Southington Sports Hall of Fame celebrates century-long sports legacy

Jimmie Savage broke into the major leagues in the early 1900s, earning a spot as an everyday player with the Pittsburgh Rebels in 1914.

Jimmie Savage broke into the major leagues in the early 1900s, earning a spot as an everyday player with the Pittsburgh Rebels in 1914.

By JOHN GORALSKI
EDITOR

Commuters racing across town might not stop to think about the origins of Savage Street or the family that lent its name to the Southington landscape. Sports fans, boasting about the town’s rich sports history, might pass over James “Jimmie” Savage when they argue about which athlete launched Southington’s rich sports legacy.
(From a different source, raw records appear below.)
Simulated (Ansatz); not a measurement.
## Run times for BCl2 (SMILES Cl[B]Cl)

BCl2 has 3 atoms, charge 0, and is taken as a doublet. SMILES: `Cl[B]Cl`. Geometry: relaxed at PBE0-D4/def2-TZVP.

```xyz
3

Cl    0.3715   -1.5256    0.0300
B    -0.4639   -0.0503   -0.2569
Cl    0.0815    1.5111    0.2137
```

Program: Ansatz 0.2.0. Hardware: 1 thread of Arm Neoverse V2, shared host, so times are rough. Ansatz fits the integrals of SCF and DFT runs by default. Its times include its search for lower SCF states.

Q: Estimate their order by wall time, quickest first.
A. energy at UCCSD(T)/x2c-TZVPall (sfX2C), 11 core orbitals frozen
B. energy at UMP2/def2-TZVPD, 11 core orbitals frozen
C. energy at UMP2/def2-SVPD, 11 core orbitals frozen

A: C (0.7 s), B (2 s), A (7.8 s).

That’s why the Southington Sports Hall of Fame selection committee highlighted Savage as the cornerstone of their seventh class of inductees. For most local sports fans, his name has been lost to history.

Not anymore.

“He might be the original professional athlete to come out of Southington,” said Southington Sports Hall of Fame chairman Dennis Stanek, Jr. “That’s exciting, and I think we did a good job of finding him and revealing him to the town.”

James “Jimmie” Savage was born in Southington on Wednesday, Aug. 29, 1883, and he was 29 years old when he broke into the big leagues on Sept. 3, 1912 as the second baseman for the Philadelphia Phillies.

Class of 2016Savage appeared in a major league lineup for three seasons, including 1914 when he played as the regular outfielder for the Pittsburgh Rebels of the old Federal League. Over 66 games with the Rebels in 1914, Savage played primarily in left field but shifted to shortstop and third base as he was needed. He finished his short career with a .276 batting average, 139 hits, one home run and 26 runs batted in.

“We know that he’s buried at St. Thomas Cemetery. We know that he was born in Southington, and most likely Savage Street is named after his family,” said Stanek. “Who knows? We might be able to track down a long lost heir to him that can come forward with a picture of him playing ball. I think this an exciting part of what we’re trying to do here with the hall of fame. We want to recognize athletes, coaches, boosters, supporters, and fans that have been a part of Southington sports for over 100 years.”

With his posthumous induction, Savage will be joined by another strong class in 2016, which includes an array of athletes from football, wrestling, and soccer to baseball and softball. The Class of 2016 athletes includes household names such as Andy Liseo, Kim Lynch, Lisa Matukaitis, Ted Wallace, and Jessica Gianatti. All were leaders in their sports, and many went on to contribute to sports well beyond graduation.

In addition, they’ll be joined by Pete Sepko, a multi-sport athlete at Southington High School during the football team’s storied 33-game undefeated streak (1962-1966). But Sepko is best known for his work after graduation.

When the wrestling team was in danger of folding, Sepko rolled up his sleeves and threw himself into the fray. In the spring, he coached the local track teams for more than two decades, marshaling the Knights through the postseason to their best finishes in program history. This fall, he will be honored for his 26 years as a coach for the Blue Knights.

Off the field, the late Doug Topshe made just as big of an impact. The former owner of Tops Supermarket lent his time and money to developing Southington athletes. He was a founder of the town’s midget football leagues and a former UNICO gold medal winner for his work around town. Topshe will be honored posthumously as a local booster.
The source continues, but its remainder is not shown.